Exhibition

Dandelion Eghosa: Through Is This a Woman?

Wunika Mukan Gallery, Lagos, Nigeria
08 Jul 2025 - 12 Aug 2025

Dandelion Eghosa, Who can separate us, 2019
Wunika Mukan Gallery

Dandelion Eghosa, Who can separate us, 2019 Wunika Mukan Gallery

Through Is This a Woman?, Dandelion Eghosa presents a powerful and necessary meditation on what it means to document queer lives under the weight of erasure, exile, and censorship, particularly on the African continent. First shown at the Breda Photo Festival, the series began as an uncensored response to their 2018 debut solo exhibition and continues to challenge the ways visibility, anonymity, and care coexist in queer archiving.

At its heart, this body of work wrestles with a paradox: the desire to be remembered and the right to remain unseen. In societies like Nigeria, where systemic homophobia imposes violent consequences, visibility can be both a lifeline and a threat.

Is This a Woman? resists the assumption that storytelling must always involve exposure. Instead, it proposes obscurity, through masks, shadows, montage, and metaphor, as a radical, ethical, and loving form of resistance. Masking, for Eghosa, is not concealment for its own sake. It is a tool rooted in queer cultures such as ballroom, ritual, and drag, and a survival mechanism in the face of surveillance and repression. It allows for movement across time, place, and meaning.

These images, often composed in private, intimate spaces shared with friends and chosen family, are created through conversations, not poses. The artist enters into communion with their subjects, who evolve from sitters into co-authors, their stories folded into each collage, each layer of ambiguity.

The series draws on Eghosa’s deep archival practice, which spans photography, poetry, and death doula work. To care about queer life is, for them, to care about queer death. If I care about your life, I care about your death, they say. In cultures where queer people are often exiled, who will bear witness when they die? Who will wash the body, speak their name, plan their wake? These are not rhetorical questions, but everyday realities that shape the artist’s way of seeing, remembering, and honoring.

Through this work, Eghosa confronts the long history of queer erasure and colonial disruption that has warped narratives across generations. Is This a Woman? reclaims space for ancestors whose images were destroyed or never captured, whose talents were consumed while their truths were denied. It also offers testament to the vibrant lives of those surviving today, queer Nigerians raising families, building homes, living full and radical lives, often hidden in plain sight.

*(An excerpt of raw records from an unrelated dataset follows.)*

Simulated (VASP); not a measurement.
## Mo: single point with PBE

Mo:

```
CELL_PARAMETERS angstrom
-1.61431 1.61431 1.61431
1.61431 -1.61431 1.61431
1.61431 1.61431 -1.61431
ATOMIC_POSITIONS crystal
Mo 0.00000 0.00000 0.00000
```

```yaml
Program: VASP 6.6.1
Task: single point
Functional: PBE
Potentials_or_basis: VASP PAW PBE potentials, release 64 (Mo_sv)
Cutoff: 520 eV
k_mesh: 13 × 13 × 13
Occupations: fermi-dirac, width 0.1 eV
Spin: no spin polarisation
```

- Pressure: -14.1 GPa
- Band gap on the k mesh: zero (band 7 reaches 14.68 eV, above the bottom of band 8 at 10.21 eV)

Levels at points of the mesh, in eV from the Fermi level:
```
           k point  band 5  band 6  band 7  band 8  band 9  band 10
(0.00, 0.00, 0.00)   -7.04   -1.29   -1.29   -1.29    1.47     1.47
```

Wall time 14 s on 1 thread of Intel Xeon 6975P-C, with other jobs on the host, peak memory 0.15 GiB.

Eghosa’s methodology is rooted in care, collaboration, and ancestral continuity. Each image is an act of defiance, not because it demands to be seen, but because it chooses how to be seen. In doing so, this work asks urgent questions:
Who owns a story?
Who gets to tell it?
How do we remember those who cannot be named?
What does it mean to archive ethically, when visibility is dangerous and forgetting is violent?

In Is This a Woman?, Dandelion Eghosa offers not answers, but an invitation to witness without intrusion, to remember with consent, and to archive with love.